Ever since George and Einez Yap bought a bankrupt Miami company in 1977 and began to grow and sell bean sprouts, Leasa Industries has been on the rise. The company has managed to persevere through difficult early days and today is one of the largest growers, manufacturers, processors and packers of healthy food products across the southeastern United States.
“Perseverance and trust have been key for us,” President and CEO Andrew Yap explains. “We’ve sought expansion even at the same time as recent economic downturns. Trust and loyalty have long been key for us; we will always stick together and grow as a team.”
Today, Leasa has a 65,000-square-foot warehouse and production facility in Miami, Fla. Leasa brand products are distributed to various retail locations throughout Florida, Georgia, Alabama, Louisiana, South Carolina, North Carolina, Tennessee, the Caribbean and Alaska. The company specializes in a variety of health-focused vegetable items for retail and foodservice customers. Leasa serves a wide array of customers, including Publix, Winn-Dixie, Walmart, Sedanos and Sysco Foodservice. The company can also offer private labeling and make custom products to suit the needs of any geographic area.
The company’s variety of offered products includes bean and alfalfa sprouts, specialty sprouts, value-added fresh-cut vegetables, bulk vegetables and Chinese food items. Leasa is also known for its soy line, which includes firm, veggie, cilantro and spicy tofu. Other Leasa products include stir-fry vegetable mix, vegetable soup mix, fresh herbs, sugar snaps, snow peas, shallots, specialty onions, and egg roll and won ton wrappers.

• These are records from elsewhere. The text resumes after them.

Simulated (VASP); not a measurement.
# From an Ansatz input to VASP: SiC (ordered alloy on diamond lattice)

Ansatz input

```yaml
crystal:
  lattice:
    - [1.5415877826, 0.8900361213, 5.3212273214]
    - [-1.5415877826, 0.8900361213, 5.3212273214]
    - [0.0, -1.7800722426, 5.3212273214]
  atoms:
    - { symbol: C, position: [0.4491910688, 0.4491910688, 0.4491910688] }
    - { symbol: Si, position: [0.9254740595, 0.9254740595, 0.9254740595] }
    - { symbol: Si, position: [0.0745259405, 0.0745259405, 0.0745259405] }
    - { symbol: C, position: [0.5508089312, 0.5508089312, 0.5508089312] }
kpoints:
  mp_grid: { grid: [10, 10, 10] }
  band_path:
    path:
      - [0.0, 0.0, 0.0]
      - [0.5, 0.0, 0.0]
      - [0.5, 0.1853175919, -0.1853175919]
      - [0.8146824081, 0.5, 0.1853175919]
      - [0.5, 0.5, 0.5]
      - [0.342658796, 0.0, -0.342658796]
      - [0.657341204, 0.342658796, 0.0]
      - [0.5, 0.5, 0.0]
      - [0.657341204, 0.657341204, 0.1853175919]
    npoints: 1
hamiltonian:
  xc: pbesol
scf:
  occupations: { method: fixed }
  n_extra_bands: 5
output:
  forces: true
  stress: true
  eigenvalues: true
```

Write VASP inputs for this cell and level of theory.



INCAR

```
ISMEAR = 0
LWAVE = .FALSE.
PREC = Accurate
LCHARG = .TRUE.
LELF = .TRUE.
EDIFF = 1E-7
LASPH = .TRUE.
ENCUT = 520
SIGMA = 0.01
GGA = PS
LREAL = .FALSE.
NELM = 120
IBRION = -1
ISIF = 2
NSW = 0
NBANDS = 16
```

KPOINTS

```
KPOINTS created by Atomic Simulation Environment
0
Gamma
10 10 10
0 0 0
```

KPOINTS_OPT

One of the ways Leasa sets itself apart is through its commitment to hydroponics. Its hydroponic system allows Leasa to grow products in filtered water using temperature-controlled, laboratory-esque conditions. This is how Leasa can produce products using minimum space while generating high yields. It produces approximately 70,000 pounds of bean sprouts weekly along with manufacturing 15,000 pounds of tofu from Ohio-sourced soybeans.
“Our product line consists primarily of sprouts, tofu and fresh vegetables,” Yap says. “The company started based on growing hydroponically, and that has helped us become one of the largest sprout growers in the Southeast. We are also one of the only companies that put fresh vegetables inside of tofu to make it more palatable for consumers.”
Over the last few years, Leasa’s innovations have focused on offering services, not just products. In the past, its focus was always on product development. Now it provides value-added services such as supply chain management.
Overcoming the Odds
Leasa’s path to becoming a prolific manufacturer and distributor of health food products is as intriguing as that of its founder. George Yap is the son of a Chinese family that moved to Jamaica to escape war. He and his Chinese-Jamaican wife eventually moved to Miami to escape misfortune in Jamaica. Through sheer determination, the Yap family built this well-regarded family business.
Because of the challenges the Yap family has faced, Leasa has dedicated itself to exemplary corporate citizenship. Its products and processes may be seen as the envy of others in the niche health food market, but the company is just as proud as its commitment to providing work for underprivileged individuals and helping them realize their own dreams.
“We borrowed money to start the company and lost $30,000 in our first six months,” Chairman George Yap says. “But we worked hard to get to market and grow.”
As Leasa continues to pursue growth and increased sales, it will also continue to seek to do good for its community. With a long legacy of surviving in the face of challenges, Leasa is confident that its best days remain ahead. “We will look for diversification through related areas that connect to our core,” Andrew Yap says. “We are looking at markets like Panama and South America, in addition to developing five new products per year. We need to look outward, understanding the competition and this growing industry.”